Yes, Gill's definitely of his time - he went through Arts and Crafts to Guild Socialism to Fabianism to High Art to Catholicism, and tried to shake off Morris and Co. by being more extreme.
He wasn't millenial though, which is curious - his attraction to Catholicism seems to have been part of a constant quest for authoritative mentors (an early one was Johnston, the fantastic typographer of Johnston Sans fame - the London Underground type). He knew Wyndham Lewis, Orage, Kessler and any number of the 'rebel artists'. What I found interesting was his honesty (very open in his diaries and to his friends about his sexuality) and his hypocrisy in joining the Catholic Church and posing as a moralist in many ways.
Wow - yes, he does seem pretty unique in his level of honesty. Interesting question about the morality of the artist and attitudes towards the art. Let's take a recent example. Who has bought a Gary Glitter CD recently?
Would it be a cop-out to say that the art stands, but its reception is changed by such revelations? Is there any difference between the quality or value of a work and its cultural reception? I guess not. But context is everything isn't it?: because Gill was such a perverse fella, and because I'm a sulphur-sniffing atheist, I think that Westminster cathedral is the perfect venue for his stuff. Heh heh.

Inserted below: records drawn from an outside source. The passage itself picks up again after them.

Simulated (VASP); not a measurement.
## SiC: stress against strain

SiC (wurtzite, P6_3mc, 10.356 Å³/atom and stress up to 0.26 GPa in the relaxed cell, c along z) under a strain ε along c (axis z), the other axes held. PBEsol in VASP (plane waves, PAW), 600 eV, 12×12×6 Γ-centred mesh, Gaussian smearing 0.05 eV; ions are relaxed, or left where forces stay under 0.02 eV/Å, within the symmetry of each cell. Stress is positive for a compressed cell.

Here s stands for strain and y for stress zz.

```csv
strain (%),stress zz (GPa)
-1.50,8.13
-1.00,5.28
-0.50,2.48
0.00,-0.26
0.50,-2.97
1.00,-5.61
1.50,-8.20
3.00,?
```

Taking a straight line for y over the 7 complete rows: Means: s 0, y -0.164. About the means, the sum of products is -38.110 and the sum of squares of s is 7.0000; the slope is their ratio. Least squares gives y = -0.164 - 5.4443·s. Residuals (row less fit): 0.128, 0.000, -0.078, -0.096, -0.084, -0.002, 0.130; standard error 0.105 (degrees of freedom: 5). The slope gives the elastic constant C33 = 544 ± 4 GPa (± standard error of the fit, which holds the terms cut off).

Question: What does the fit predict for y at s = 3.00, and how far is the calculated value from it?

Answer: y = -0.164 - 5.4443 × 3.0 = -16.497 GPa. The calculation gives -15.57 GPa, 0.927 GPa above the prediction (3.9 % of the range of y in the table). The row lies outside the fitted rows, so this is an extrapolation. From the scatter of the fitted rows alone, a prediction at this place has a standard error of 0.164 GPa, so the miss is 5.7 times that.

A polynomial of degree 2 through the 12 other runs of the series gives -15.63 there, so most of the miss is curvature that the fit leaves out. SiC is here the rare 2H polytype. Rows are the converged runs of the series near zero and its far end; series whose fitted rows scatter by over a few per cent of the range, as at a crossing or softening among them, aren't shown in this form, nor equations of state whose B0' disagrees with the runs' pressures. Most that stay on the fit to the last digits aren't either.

Very sophisticated, Zoot. I tend to agree - seeing his art with the knowledge of his personality emphasises the sense that talent and morality needn't go together, that morality is subjective, and that he's well at home amongst the Catholic clergy. The art is still genius, and in any case, the author is dead: our interpretation needn't take into account the artist's purpose and motivation. I do wonder what happened to the sculpture of his penis though. Perhaps Mrs Gill used it when he was away. As a paperweight, of course.
Are you reading all this, Merciless?
This is what we'll be like when we graduate and we're intelligent, instead of talking about football, tits and Facebook like we do currently.
Agree about the genius - I spent ages looking at his prints. Thanks for introducing me to his work Vole. Checked some stuff I have on Jacob Epstein (one of my faves, featured in Walsall art gallery and on Coventry cathedral) who worked closely with Gill, and their sculpture is really similar. I love D. H. Lawrence's paintings too - absolutely nowhere near the same league as Gill, but full of a sensuous naivete. Mind you, Lawrence berated James Joyce's bodily realism in Ulysses as 'filth', which just goes to show the relativity and hypocrisy of morality. Eric carrying on with his daughter is a trifle vile mind. I think Freud is right: civilization occurs when we stop humping blood relatives. Not so much morality, more a plea to get out more.
Yes Ewarwoowar: when you graduate you can talk about promiscuity, incest and bestiality, and it'll be Art so it's ok. If you look at porn on a university computer however (assuming you're not also doing the English course that features it) then you'll be thrown out of the institution and probably put on a register somewhere as a danger to minors. Isn't intellectual life fun?
My dearest Ewarwoowar. Your allusions to the fact that we (oneself more so) am not intelligent is a load of old codswallop. I, my learned friend, can partake in delightful evenings with the finest wines and cheeses talking about Jean-Paul Sartre and how his father's death, when Sartre was but a small child, heavily seeped into his writings and ideological beliefs. I can talk until the horses are in their stables, the foxes are shot and the pheasant is cooked about Milton, Pepys, Thomas (Dylan, not Iwan you whippersnapper), Marlowe, Yeates, Wilde and Goolden. I am not the kind of fool who's intelligence could barely fill one's own smoking pipe.
You shall have to come round one midsummer's eve and we can talk until the morrow about Cubism and some other people who can't draw over After Eights. Yah?
Zoot: I think you'll find that every male student in the MI building is secretly looking at incest porn.
Merciless: Sounds delightful, darling. I'll bring along a splendid book of poetry I've found, it's awfully awfully. And if you're lucky, I might even bring along the Armitage translation of Sir Gaiwan, which excels in subtlety and revels in it's own brilliance.
(To everyone else, many apologies for lowering the tone of what was an interesting conversation between Zoot and Vole. I presume.)
Come the revolution there will be exams. If you fail: up against the wall.
Also... this is the only place where Vole and I have TIME for anything approaching an intellectual discussion. Normally I just watch tele alone and scratch.